Wallpaper on bottom of wall then chair rail then paint on top of wall
Buy lots of extra wallpaper and replace as needed
Wallpaper slightly darker shade / rail very light / paint color in the middle of those
CHAIR RAIL. thank you. this is what i'm trying and failing to communicate.
I think wallpaper and chair rails may put us a bit over the budget.
then don't do white walls, do light grey/beige/sage with a crisp glossy white trim around the floor and doors. there are even some light muddled turqs that look surprisingly neutral, maybe a light robin's egg.
don't do white though, it will look ugly.
Semi-gloss for the walls and gloss for the ceiling and doors?
Anyone know if a DOB Permit is required for common areas painting and tile work? I don't believe you need a permit to paint but what about replacing all the floor tiles?
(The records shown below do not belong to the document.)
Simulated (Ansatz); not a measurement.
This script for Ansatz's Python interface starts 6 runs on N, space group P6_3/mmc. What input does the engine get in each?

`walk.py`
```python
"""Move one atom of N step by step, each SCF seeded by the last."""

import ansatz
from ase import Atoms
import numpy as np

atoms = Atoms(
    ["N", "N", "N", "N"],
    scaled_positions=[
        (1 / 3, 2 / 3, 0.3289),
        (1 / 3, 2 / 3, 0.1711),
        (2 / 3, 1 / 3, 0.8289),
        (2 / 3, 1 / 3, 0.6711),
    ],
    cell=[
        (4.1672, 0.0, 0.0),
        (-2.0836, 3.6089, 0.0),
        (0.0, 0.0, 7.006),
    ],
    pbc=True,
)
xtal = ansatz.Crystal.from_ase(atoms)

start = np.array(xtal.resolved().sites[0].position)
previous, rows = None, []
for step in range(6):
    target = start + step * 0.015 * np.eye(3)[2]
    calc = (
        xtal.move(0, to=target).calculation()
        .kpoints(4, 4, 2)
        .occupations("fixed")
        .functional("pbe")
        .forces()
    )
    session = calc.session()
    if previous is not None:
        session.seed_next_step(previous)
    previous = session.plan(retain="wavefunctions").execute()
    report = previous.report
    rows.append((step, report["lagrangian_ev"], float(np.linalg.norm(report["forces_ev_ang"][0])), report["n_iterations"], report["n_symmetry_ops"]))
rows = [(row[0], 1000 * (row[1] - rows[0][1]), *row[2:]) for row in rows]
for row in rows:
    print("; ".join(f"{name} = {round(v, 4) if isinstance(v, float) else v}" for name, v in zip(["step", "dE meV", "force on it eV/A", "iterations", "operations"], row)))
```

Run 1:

I suggest you go to a Benjamin Moore paint dealer and look at the color cards that show recommended combinations. Your paint supplier can match the color if budget is an issue. You dont want to end up with a 'cool' based white and a 'warm' based off white/beige/tan.
The satin gloss is right for the walls and a semi-gloss for door and trim. (hi-gloss will show every imperfection in the old doors.
Also..paint all service doors (trash room, staircase etc) to match the wall color and paint the apartment entry doors the accent color to make them have a sense of importance.
You do not need a permit to paint.
Why not hire a designer who knows color. It really would not cost very much
Sma10022 is right about the cool white and warm off white. I have that in my living room and I hate it!
Any recommendations on colors for doors and trim of doors?
I gave designers that for a very small cost (it's only paint colors) would come out and ake a look. I think it would be worth your while
Seems like white walls and black doors is the best bet
Black doors? Are you freaking kidding me?
Seriously, what planet are you from?
Have you ever been inside another building with black doors? Ever?
Tell the truth, this is a joke, right?
Black glossy paint for hallway doors is classic, it's everywhere. Or are you just joking, saying that's a boring choice, needsadvice?
I've seen black doors in many apartment buildings. I am not kidding you, needsadvice.
875gator, in order to look good the black doors have to be done with the best GLOSS and lacquer, otherwise the look is very depressing and freaky.
I suggest neutral beiges, the doors a shade or two darker that the walls.
"the look is very depressing and freaky" ... how so? Basically, I disagree. It looks good, flat panel, raised panel, everything.
What doesn't look good is when doors/frames are painted a brown that tries to emulate wood, drawing attention to the fact that it's not wood, or hides wood anyway.
Probably a semi gloss on the black doors with the frame being the same color. I think with off white walls it will look striking. Now to tackle the overhead lighting...
Consider expected phase-in of LED, and phase-out of incandescent (maybe CFL, too, if consumer affection or mercury disposal become issues).